Stealing milk and food from the mouths of babes



Whether the day-care center operators in California who withheld essential nutrition from the children in their care did so out of ignorance, stupidity or criminality matters little to the well-being of the children. What does matter is that monitoring systems be improved so that it doesn't take a U.S. Department of Agriculture investigation to ferret out wrongdoing. Tragically, the parents whose children attend the many substandard care centers in this nation have few alternatives to choose from -- either because of price or proximity.
The 13 day-care centers, described in a Scripps-Howard report in last Wednesday's Vindicator, were identified by the inspector general of the U.S. Department of Agriculture in the IG's Operation Kiddie Care, a major investigation of the Child and Adult Care Food Program undertaken for the USDA's Food and Nutrition Service.

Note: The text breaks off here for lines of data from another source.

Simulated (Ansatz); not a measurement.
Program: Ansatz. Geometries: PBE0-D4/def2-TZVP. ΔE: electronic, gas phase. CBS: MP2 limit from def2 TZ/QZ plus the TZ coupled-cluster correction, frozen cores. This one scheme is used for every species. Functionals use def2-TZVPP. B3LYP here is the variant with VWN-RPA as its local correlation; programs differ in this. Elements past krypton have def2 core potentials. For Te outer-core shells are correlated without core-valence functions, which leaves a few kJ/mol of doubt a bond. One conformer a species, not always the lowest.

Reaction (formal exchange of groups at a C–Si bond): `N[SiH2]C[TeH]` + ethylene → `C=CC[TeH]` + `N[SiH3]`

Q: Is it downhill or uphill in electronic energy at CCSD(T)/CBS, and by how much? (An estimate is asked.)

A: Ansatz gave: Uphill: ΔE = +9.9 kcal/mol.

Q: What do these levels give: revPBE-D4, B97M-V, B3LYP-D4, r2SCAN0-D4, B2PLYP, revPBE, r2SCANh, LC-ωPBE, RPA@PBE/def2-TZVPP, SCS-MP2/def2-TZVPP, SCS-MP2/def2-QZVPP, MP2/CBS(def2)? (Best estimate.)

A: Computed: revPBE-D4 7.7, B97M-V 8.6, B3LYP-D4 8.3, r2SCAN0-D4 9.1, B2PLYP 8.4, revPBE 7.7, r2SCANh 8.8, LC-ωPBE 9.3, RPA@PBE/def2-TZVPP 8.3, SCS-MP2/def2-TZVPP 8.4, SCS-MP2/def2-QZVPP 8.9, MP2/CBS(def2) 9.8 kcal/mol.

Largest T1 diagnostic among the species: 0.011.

The inspector general found that the CACFP is highly vulnerable to abuse because the primary controls for combatting fraud and abuse have been given to the sponsors of the programs. In fact some of the sponsors were, in the words of the report, "using program funds for their personal enrichment and thereby reducing the funds available to provide an effective food service program to children in day care."
No small potatoes: And while the suspect day-care centers were providing too-small milk and meal portions to the children, their funding was, by no means, small potatoes.
In the first round of the IG's investigation 37 sponsors had been receiving approximately $76.3 million annually in federal funds for food and administrative costs.
In California, during 1998, the California Department of Education, which administers the program for the FNS, contracted directly with 652 organizations which ran the program at 3,850 child care centers that they owned and operated. Of the 652, there were 417 nonprofit organizations which received approximately $33 million among them.
But as the inspector general found, nonprofit groups -- even those which were faith-based -- were not immune from greed and incompetence: a cautionary lesson that should be heeded by those who tout faith-based charities as a cure-all for the social ills of the nation.
Of the 15 small centers selected for the investigation, none had kept track of the number of children who were actually receiving meals. For example, one center put in a claim for 17 breakfasts on Martin Luther King Day, a holiday on which the center was closed.
Malnutrition: Frequently, meals did not contain required nutritional components. At the Broderick Christian Center, for instance, instead of the required 1/2 to 3/4 cup of milk that each child should have received, three cups of milk were poured over oatmeal and served to 15 children, only 1/5 cup per child.
In his recommendations, the inspector general emphasized the need for state agencies to do a better job of monitoring the centers for compliance with federal requirements and of educating their staffs in administration and nutrition.
But therein lies a major problem for states like Ohio where budget cutbacks are making it less likely that recipients of state and federal dollars will have adequate oversight. States must be willing to spend what it takes to ensure that needy children aren't cheated by greedy adults.